A fine-tuned model you do not like is a sunk cost. The dataset took weeks to curate, the training run cost real money, the resulting weights are a frozen artifact that needs to be re-evaluated, re-versioned, and re-deployed. You cannot easily un-bake an undesirable behaviour. You can only train again on different data and hope.
This is not a small difference. The default architectural choice should favour the option that lets you change your mind cheaply, especially in a domain where your intuitions about what works will improve faster than your engineering can keep up with.
Where RAG quietly fails
RAG has a very specific failure mode that the marketing literature is curiously silent about. It fails when the question requires the model to reason over the entire retrieved context as a unified whole, rather than extracting an answer from a specific passage.
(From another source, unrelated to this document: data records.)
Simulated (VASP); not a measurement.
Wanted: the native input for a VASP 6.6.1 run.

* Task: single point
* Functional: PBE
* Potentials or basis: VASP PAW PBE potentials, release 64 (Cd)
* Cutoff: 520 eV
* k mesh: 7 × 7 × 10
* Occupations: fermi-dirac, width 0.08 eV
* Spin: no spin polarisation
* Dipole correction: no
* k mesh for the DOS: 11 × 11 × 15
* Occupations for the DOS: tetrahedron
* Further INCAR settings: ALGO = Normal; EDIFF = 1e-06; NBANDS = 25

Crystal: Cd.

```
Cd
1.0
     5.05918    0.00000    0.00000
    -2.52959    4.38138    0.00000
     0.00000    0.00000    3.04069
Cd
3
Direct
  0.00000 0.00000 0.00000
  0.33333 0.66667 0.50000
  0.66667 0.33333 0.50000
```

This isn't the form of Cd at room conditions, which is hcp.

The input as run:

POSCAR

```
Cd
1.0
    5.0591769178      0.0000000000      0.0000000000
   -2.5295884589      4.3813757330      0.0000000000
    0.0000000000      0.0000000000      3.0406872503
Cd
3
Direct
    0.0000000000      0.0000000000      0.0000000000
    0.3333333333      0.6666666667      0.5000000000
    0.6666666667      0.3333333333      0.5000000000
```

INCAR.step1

Consider three queries against the same knowledge base of internal engineering documents:
- “What is the timeout value for the payment service?”
- “Summarise the architectural decisions we made about the payment service this quarter.”
- “Given our existing payment service architecture, what tradeoffs would we hit if we moved to event-driven settlement?”
The first query is what RAG was designed for. There is one passage that contains the answer, the retriever finds it, the model reads it, the answer comes out clean.
The second query requires the model to fuse multiple passages into a coherent narrative. RAG can sort of do this, but performance degrades as the number of relevant chunks grows. The model is being asked to synthesise across pieces it has no global view of, and it will often miss connections, double-count claims, or invent transitions.
The third query requires the model to reason from internalised understanding of how your architecture actually works. RAG is fundamentally not designed for this. You can shove a hundred documents into the context and ask the question, but the model is still doing reading comprehension, not architectural reasoning. It does not have your system in its head. It has fragments of it in its working memory.
This is where fine-tuning earns its keep. A model fine-tuned on a corpus of your engineering decisions has those decisions encoded in its weights. It can reason from them the same way it reasons from anything else in its training distribution. It does not need to retrieve them, and it does not have a context window limit on how much it knows.
Where fine-tuning quietly fails
The mirror failure is just as common, and more expensive. Fine-tuning fails when the underlying facts change.
If you fine-tune a model on your product documentation as of January, and your documentation changes in March, the model is now wrong. It will confidently produce outputs that were correct three months ago and are not correct any more. There is no error message, no warning, no indication that the answer is stale. The model has forgotten that the world is a moving target.
You can solve this with re-training, but re-training is a discrete event that happens on the cadence of your training pipeline, not the cadence of reality. RAG, by contrast, picks up changes the moment the underlying source is updated, because it reads the source at query time.
Anything that changes - prices, policies, schemas, names of people in your organisation, current state of any system - is a poor candidate for fine-tuning and a natural candidate for RAG. Anything that is stable - core domain concepts, your house writing style, a body of historical reasoning - is a poor candidate for RAG and a natural candidate for fine-tuning.
The decision framework I actually use
When someone asks me which to choose, I run through a short series of questions in my head. They are not perfect, but they sort the cases quickly.
Does the answer change frequently? If yes, lean RAG. The cost of stale fine-tuned knowledge is high and silent.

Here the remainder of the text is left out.